Her name is Faith and she was shortly to go home for the first time. I love the way she is clutching her quilt, as if to say, 'This is mine now, and you're not taking it back!'

I had decided that since I have recently delivered lots of Linus quilts (40 in August) I wouldn't start any more myself, just wait for them to roll in (believe me, they do! So many good-hearted quilters live in the centre of England!) . However, surfing and enjoying others' blogs is dangerous to your quilting time, and I discovered a wonderful pattern called Happy Houses, which is not only gorgeous and suitable for boys or girls, but also very simple to make. You can view it at Hearts for Linus where there are also the instructions. I'm off to make a couple or twenty now! LOL

Sunday, 2 September 2007

Mile a minute

Hooray! My mile a minute top is completed! I decided to make mine 10x10 blocks, and put a narrow black border round it to make the colours sing. I'm really pleased with it, and have already started some more blocks - couldn't resist it! I'm going to give it to DS for a sofa quilt - he lives in rented accommodation and the settee has seen better days. It will be ideal for that purpose. Typically DD has also requested one, but since she currently lives at home, and the settee is still in good condition (lol) she can wait.

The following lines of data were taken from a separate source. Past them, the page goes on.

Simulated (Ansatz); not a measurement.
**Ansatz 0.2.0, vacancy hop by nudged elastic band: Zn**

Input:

I also experimented a bit with variations. There's a strped frame for added pizzazz, a plain yellow frame to unify and a motif in the centre to identify the receiving group.

If you're interested in the mile a minute, then check out Fiona's beautiful top (she obviously has some very pretty fabrics in her scrap bag), Patti's amazing blocks (she's responsible for starting the whole thing off - look back to July 7th for a tutorial) and Andrea's fantastic 'quilt as you go' mile a minute quilt (yes, she's actually got a finished quilt, and a gorgeous one too!), but beware: they are very addictive!